As I posted elsewhere the sauce was thicker than I expected, you might notice that from the photos but his approach involves cooking on a slow flame and gradually adding the sauce in little portions stirring them into a dish and adding more until the final consistency is right. So there is no laddlefuls of watery base being quickly boiled off on a high heat at this BIR though have seen this in TA, because it's not required.
thanks for all the thoughts on the scales - i think it best to invest in the digital ones as suggested by josh - i'll get some this weekend.
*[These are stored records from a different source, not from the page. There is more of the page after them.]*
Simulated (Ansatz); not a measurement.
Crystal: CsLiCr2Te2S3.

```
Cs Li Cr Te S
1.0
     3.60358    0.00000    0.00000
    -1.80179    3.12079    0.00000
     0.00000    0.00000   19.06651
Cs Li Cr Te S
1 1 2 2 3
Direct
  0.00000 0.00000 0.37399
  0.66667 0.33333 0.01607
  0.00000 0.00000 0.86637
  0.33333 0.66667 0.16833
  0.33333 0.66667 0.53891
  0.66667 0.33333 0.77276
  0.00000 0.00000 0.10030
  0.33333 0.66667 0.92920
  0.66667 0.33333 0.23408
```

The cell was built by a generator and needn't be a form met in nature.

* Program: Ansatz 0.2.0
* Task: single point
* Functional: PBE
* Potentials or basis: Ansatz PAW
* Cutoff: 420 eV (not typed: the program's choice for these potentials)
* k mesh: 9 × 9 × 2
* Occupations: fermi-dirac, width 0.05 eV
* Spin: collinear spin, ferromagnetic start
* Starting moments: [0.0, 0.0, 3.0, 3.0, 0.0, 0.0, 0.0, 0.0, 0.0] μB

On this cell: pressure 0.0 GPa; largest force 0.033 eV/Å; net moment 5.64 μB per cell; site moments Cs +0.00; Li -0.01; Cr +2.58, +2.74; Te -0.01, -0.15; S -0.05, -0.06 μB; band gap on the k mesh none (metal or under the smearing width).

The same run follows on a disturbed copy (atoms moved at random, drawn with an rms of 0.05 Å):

on the above Panpot quote very timely.
i cooked 3 off basic madras sauces last night using the base. the 1st using my normal max burner frying/boil off method. the dish was ready much sooner than normal. i spoilt the dish a little by adding too much onion paste (2 heaped tbsp). for no 2 and 3 i adopted Panpot's slow burner (ie i did not add water to the tom puree and dropped the flame to low throughout). i also adjusted the onion paste (it's the original version) to 2 tbsp. the only difference in no 2 & 3 was that no2 was 100% LB mix powder and no 3 50% LB and 50% bassar.
No2 & 3 were spot on for me (no 3 with the edge) and as good as i cooked just recently when i brought the jigsaw pieces together of onion paste, pre cooked garlic/ginger and passata.
i can't say there was a significant difference in taste resulting from the base ie the marg. it does as panpot says however make the cooking very easy and consistent.
i intend to try out the bhuna & CTM recipes at the w/e as i remain intrigued with this base.
this is a very good base. i feel i now have a top 4 rather than a top 3 of bases and would need to do side by side comparison to work out which is best ie i can't push one of the existing out.
it's given me much food for thought and i'm very greatfull to panpot. this slow boat or slow flame certainly has some mileage in terms of ease and consistently good results.